GEORGIAN
 

Loans with a floating interest rate

What are the advantages of loans denominated in the national currency?
When taking a loan, borrowers should take into account whether the loan is denominated in the same currency as their revenues or not. A large part of the revenues of the population are denominated in the national currency, while the majority of loans are disbursed in a foreign currency. A mismatch in the currencies of loan repayments and revenues exposes a borrower to foreign exchange risk due to exchange rate fluctuations. Therefore, borrowers with GEL revenues will not incur additional costs due to changes in the exchange rate when the loan is denominated in the national currency.

GEL loans are disbursed with fixed and floating interest rates.

What are the floating interest rates that can be used by the commercial banks to link their interest rates on loans?
Commercial banks can select any floating interest rate in the country to which it will link the interest rate on loans. The reference rate can be chosen among the interest rates that are available to the financial market and are transparent. For instance:

1. The monetary policy rate of the National Bank of Georgia: http://www.nbg.gov.ge/index.php?m=555&lng=eng
2. The weighted average interest rate of the primary auctions of either 3-month or 6-month Certificates of Deposit from the National Bank of Georgia.
3. Treasury securities of the Georgian Government with a maturity of one, two, five or ten years.

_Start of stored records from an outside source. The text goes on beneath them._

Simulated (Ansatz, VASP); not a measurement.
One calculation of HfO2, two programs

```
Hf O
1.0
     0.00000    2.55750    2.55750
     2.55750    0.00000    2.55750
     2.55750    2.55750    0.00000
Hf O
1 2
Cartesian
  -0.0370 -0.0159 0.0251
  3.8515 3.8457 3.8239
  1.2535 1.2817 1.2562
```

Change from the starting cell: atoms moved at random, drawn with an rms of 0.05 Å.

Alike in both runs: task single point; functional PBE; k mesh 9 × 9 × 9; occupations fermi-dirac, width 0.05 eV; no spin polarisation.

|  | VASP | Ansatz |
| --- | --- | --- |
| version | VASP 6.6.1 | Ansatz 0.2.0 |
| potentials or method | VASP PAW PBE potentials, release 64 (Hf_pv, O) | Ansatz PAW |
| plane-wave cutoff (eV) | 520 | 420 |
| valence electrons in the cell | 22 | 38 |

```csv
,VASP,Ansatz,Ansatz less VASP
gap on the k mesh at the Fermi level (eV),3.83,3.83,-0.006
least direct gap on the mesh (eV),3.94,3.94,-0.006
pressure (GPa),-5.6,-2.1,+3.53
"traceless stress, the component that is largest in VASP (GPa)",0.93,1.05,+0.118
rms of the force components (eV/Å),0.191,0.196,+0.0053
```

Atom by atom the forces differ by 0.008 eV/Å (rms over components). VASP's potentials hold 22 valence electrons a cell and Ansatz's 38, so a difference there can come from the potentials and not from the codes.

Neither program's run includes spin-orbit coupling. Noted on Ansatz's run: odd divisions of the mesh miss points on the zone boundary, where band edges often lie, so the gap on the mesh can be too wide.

What is the frequency of changes in interest rates?
Commercial banks determine the necessity of a change in the interest rate depending on the specifics of the loan product and the client. The interest rate can change monthly, quarterly or at other frequencies.

What is the difference between loans with a fixed interest rate and a floating interest rate?
A loan with a floating interest rate exposes the borrower to interest rate risk. In the case of a loan with a fixed interest rate, the bank is exposed to interest rate risk and it incorporates the return on the risk in the interest rate of the loan. Therefore, when taking a loan under the conditions of a steeply upward sloping yield curve, a floating interest rate loan generally has a lower rate compared to a fixed interest rate loan.

When does the monetary policy rate change?
The Monetary Policy Committee of the National Bank of Georgia takes decisions regarding changes in the monetary policy rate based on the current and expected developments in the economy and the financial markets. As the monetary policy is reflected in the economy with a time lag, the inflation forecast is taken into consideration during the monetary policy formation process. If the inflation forecast is above the target level, the National Bank of Georgia will increase the policy rate to curtail the growth of price levels in future. In contrast, when aggregate demand is low and the inflation forecast is below the target level, the National Bank of Georgia will reduce the policy rate.

Depending on the economic conditions, the monetary policy rate can be loose, tight or neutral. In equilibrium, when the economy is free of demand and supply-side shocks, the monetary policy rate is at its neutral level. Thus, the “neutral interest rate” represents a benchmark whereby the monetary policy is neither expansionary nor contractionary, output is at its potential level and inflation is stable. The deviation of the policy rate from the neutral rate is due to the business cycle: booms and busts create the need for monetary policy to deviate from the neutral level. During a boom, the monetary policy rate is above the neutral level, and during a recession it is below it. In the long run, the monetary policy rate is, on average, equal to the neutral interest rate.

At the current stage, considering the target rate of inflation at 5% starting from 2015, the neutral interest rate in Georgia is 6-7%. Depending on economic conditions, the policy rate can either be above or below that. Historically, the monetary policy rate on average equaled 7%, with the policy rate reaching a maximum 10% in 2008.

In future the neutral interest rate will decrease along with a decrease in the target rate of inflation.